Line 65: the authors should systematically differentiate between dependent and independent values. Do they do the clustering on the independent or independent variables? It makes a lot of difference, but both options are possible.

In this study we have performed three different clustering applications, two on dependent and one on independent variables. The details of the individual clustering applications are described in section 2.2.2.

Lines 94-96: Removing a soil sample from the modelling because the sand content is too high is not a good reason. This is clearly not an outlier.

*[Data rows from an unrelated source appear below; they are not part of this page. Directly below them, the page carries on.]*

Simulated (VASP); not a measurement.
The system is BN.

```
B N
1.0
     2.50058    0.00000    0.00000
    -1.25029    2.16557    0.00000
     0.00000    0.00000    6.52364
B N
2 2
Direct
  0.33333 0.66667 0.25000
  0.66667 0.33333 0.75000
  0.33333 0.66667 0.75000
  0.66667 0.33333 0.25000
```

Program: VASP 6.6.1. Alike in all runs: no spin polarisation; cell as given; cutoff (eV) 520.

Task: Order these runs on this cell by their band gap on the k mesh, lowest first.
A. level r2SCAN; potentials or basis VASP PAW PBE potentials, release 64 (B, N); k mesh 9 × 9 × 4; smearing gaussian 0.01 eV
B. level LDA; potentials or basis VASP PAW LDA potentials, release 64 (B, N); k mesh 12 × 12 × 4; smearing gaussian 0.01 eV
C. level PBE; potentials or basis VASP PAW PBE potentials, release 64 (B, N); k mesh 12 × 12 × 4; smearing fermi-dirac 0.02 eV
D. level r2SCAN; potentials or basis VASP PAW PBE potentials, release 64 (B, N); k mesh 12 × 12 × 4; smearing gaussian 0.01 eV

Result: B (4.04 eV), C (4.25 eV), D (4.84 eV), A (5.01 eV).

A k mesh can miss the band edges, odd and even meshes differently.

The sample we are referring to is located in a small scale geological anomaly and is surrounded by otherwise silty soils. The correct prediction of the sample could only be based on the geologic unit, however it is the only sample in that class of geologic unit. The modeling set up as we use it could not possibly predict the soil texture at that location because (a) we need >2 samples for training and testing, and (b) the minimum node size of our random forest model is set to 5. This means that inferring soil texture from this specific geologic unit could only take place if more than 5 samples are available. However, keeping the sample in the model building process would come at a high cost, because the model couldn’t make the necessary distinction to neighboring samples and would therefore strongly deteriorate the model performance in the proximity of this sample. We do agree though that the term outlier is misleading in this context and rewrote the section.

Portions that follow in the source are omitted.